B
rian Tyree Henry is tall. Around six feet two, with a commanding presence that, rather than impose, invites — a warmth that seems proportional to his stature. It’s how he manages to maintain a comfortable, low-key profile inside the restaurant at New York’s Four Seasons hotel, where, he tells me, he’s a regular. The Emmy-nominated actor, famous for his performance as the rapper Paper Boi in the acclaimed series Atlanta, has an easy rapport with the staff, who seem relieved that the A-lister in their midst treats them like peers.
He’s in town promoting his Apple TV+ series, Dope Thief, directed by Ridley Scott and written by Peter Craig. (The finale airs April 25.) Henry stars as Ray Driscoll, a down-on-his-luck ex-con who, along with his buddy and former cellmate Manny Carvalho (played by Wagner Moura), poses as a DEA agent to rob low-level drug dealers in Philadelphia. Based on the novel by Dennis Tafoya, the series follows Ray as he becomes increasingly enmeshed in a complex web of crime and cover-ups.
Henry wears a long black shirt and an assortment of gold chains, including one with a pendant in the shape of Africa, and speaks in a deep, rhythmic baritone that fills the air like burning incense. Over a plate of french fries, he describes the night his manager gave him the script for Dope Thief. Henry was made up in full prosthetics to play his future self for the FX series Class of ’09, where he portrayed an FBI agent split between the past, present, and future as a rogue AI took over the reins of law enforcement. Despite being adamant about not wanting to do another TV series, he found himself hooked after reading the Dope Thief pilot. “I started reading it, and the character Ray was my focus,” he says. “And I was like, ‘The only way I’ll do this is if there’s another episode.’”
Henry could immediately see himself as the main character, but he also appreciated the sense of camaraderie between Ray and his partner in crime, Manny. Citing the lack of shows depicting male friendships, Henry saw an opportunity to explore fresh ideas with the part. “I loved Ray immediately, and I was also really attracted to the relationship between Ray and Manny,” he says. “In a way, I was like, ‘Oh, Dope Thief is a love story, technically, between these two guys.’”
Still, for Henry, who has spent much of this year in London working on a film directed by Sam Esmail, acting in another series was a tall order. Class of ’09 began filming around the same time that he was wrapping the final season of Atlanta, which he starred in for four seasons. “I had been so immersed in television that I was like, ‘I need a break.’ And I love TV,” he says. “But it takes a lot to grow with that character and develop that character for however many episodes.”
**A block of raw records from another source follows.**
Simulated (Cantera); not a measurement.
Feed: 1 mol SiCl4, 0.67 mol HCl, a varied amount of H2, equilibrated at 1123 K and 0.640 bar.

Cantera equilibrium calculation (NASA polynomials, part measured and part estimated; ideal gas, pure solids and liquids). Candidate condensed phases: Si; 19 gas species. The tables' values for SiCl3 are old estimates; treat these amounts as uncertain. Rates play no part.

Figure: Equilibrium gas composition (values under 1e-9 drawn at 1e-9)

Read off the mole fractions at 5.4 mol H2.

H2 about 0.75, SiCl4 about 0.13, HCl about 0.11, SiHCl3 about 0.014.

Henry is still probably most recognizable as Paper Boi, a.k.a. Alfred, a role he infused with an almost impossible depth of humanity and charm. “Every character that I’ve had the privilege of playing is always a product of their environment,” he says. “They are men who are born and raised in a city, and they never leave the city. I’m always like, ‘What is that about?’ Because I’ll run the fuck away. My mother tells this story, she’s like, ‘The minute you learned to walk, your ass ran. The minute we let your hand go, you just ran.’”
Andre D. Wagner
Back to the Beginning
Brian Tyree Henry was born in Fayetteville, North Carolina, and lived in Atlanta after enrolling at Morehouse University. He studied theater after switching majors from business. He received his master’s degree from the Yale School of Drama before moving to New York City, where he spent more than a decade acting in theater productions. Whereas his instincts as a kid found him racing far from home, Henry says his career has had a way of bringing him right back to pivotal locations in his life. “I think that this is the closest way for me to return home, by doing what I’m doing, because it always makes me have to confront those places,” he says.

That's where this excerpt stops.